The Department for Transport (DfT) have announced their preferred route for a new Lower Thames Crossing to relieve congestion on the Eastern side of the M25. Other options have been discarded and the chosen route is leaving the M25 at North Ockendon, via Orsett and Tilbury, a tunnel under the Thames and linking to the A2 near Shorne (the start of the M2). This route will mean that traffic from the Channel Ports will be able to avoid the Dartford Crossing area altogether. Money will also be spent on widening the A13 and on improving roads around the Dartford Crossing.

No timescale for delivery has been given and it might take as long as ten years, assuming the Government can actually find the money to build it.

As expected, not everyone is happy with the chosen route citing more air pollution, take up of green landscape and the impact on local communities. But it was always going to be a difficult choice when some action surely needed to be taken to cope with the projected extra demand on the existing river crossings. There was a large number of responses to the consultation on Route “C” to which we responded – we supported option “C” with some additional suggestions. You can see all the responses in a document on the web.
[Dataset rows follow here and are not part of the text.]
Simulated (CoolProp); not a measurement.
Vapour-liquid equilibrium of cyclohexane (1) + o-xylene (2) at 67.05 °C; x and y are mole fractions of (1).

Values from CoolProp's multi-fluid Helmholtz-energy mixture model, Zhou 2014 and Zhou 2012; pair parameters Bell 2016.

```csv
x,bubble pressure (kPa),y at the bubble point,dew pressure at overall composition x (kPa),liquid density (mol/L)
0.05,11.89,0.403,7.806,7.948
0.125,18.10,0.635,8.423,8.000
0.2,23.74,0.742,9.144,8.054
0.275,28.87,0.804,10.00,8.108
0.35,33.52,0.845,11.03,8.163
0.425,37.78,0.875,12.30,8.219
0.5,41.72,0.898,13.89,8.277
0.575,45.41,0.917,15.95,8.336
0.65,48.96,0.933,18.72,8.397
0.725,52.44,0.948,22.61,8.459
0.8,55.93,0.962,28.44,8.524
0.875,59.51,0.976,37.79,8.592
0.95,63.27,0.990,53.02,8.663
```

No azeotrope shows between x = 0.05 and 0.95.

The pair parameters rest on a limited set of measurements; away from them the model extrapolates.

The Thames Garden Bridge in central London now looks even less likely to proceed even though £46 million has already been spent on it after a damning report commissioned by Major Sadiq Khan. Written by Labour MP Margaret Hodge it suggested the project should be scrapped. She suggested it would have difficulty raising the funds (projected cost now about £200 million) and would not be able to cover its running costs and hence might require a Government bail-out.

Comment: as in my previous report on this project, I can see many better uses for the money that spending it on this “vanity” project.